Canadian Real Estate Is Getting Irrational

According to The Globe and Mail, “The proportion of million-dollar detached homes in Vancouver jumped from just 11 per cent a decade ago to more than 90 per cent last year.” Most of the homes priced under $1 million were on busy streets or tiny lots, or had been torn down. Across the board, the statistics are staggering. This year the Greater Vancouver Area saw the average home price increase by 25%, with a median selling price of $1,098,599.

Many experts are now calling the extreme surge in prices “irrational.”

This year, Royal LePage expects Vancouver prices to rise another 27% along with a 15% rise in the Toronto market. “I believe it is the highest value put forward by a serious forecasting agency since the turn of the century,” said Royal LePage’s CEO.

Contagion risks are growing

“Alongside skyrocketing prices of single-family homes, we have seen an uptick in the rate of price appreciation for condominiums over 1,000 square feet, when compared to smaller units in this market,” Royal LePage’s CEO commented. “This may indicate that families being priced out of the single-family detached home market in Vancouver are looking upwards to condominiums.”

According to a new analysis from the Broadbent Institute in Ottawa, the average Canadian home now costs more than 400 weeks’ worth of earnings. That’s up from 200 weeks of labour time in 1970 and 300 weeks in 1990.

Image Source: Broadbent Institute

Image Source: Broadbent Institute

The Economist recently reported that Canada’s housing prices are 35% overvalued when compared to Canadian incomes. A potential real estate plunge–an event that is increasingly becoming an inevitability–could stretch Canadian citizens past their breaking points.

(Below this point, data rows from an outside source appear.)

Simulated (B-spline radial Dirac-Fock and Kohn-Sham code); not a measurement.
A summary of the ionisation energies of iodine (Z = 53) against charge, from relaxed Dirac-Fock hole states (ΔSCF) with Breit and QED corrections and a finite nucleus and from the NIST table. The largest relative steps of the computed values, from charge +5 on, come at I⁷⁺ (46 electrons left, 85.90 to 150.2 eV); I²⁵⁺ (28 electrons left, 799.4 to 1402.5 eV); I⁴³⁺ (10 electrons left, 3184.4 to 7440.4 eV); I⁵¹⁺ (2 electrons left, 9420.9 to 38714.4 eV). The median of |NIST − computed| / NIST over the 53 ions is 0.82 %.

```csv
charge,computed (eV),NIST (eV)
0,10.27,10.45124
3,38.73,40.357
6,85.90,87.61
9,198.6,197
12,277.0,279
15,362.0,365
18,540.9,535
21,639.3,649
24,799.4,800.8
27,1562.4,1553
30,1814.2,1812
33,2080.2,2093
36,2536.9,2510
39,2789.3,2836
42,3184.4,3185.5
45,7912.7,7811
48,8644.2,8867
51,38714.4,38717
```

A new survey by Bank of Montreal (TSX:BMO)(NYSE:BMO) found that almost a quarter of Canada’s citizens are still living paycheque to paycheque. Roughly 25% of respondents said they had hardly anything set aside, and more than half reported having less than $10,000 in emergency funds.

According to research from Genworth MI Canada Inc. (TSX:MIC), many buyers are borrowing money from their family and friends to buy homes. The typical first-time buyer in Genworth’s research paid about $293,000 for a first property. Almost a third of them got money from close acquaintances to help afford their down payments.

“Current and recent buyers need to devote many more weeks of labour time to the financing of their home than their predecessors,” says Marc Lavoie, a policy fellow at the Broadbent Institute. “No wonder so many young prospective buyers, especially those in major cities, feel that owning a residential unit is more like a long-distance dream.”

If the real estate market even hiccups, it could have a domino effect fairly quickly given that homeowners are already stretched. Judging by what happened in the U.S., market downside of 50% or more is not out of the question.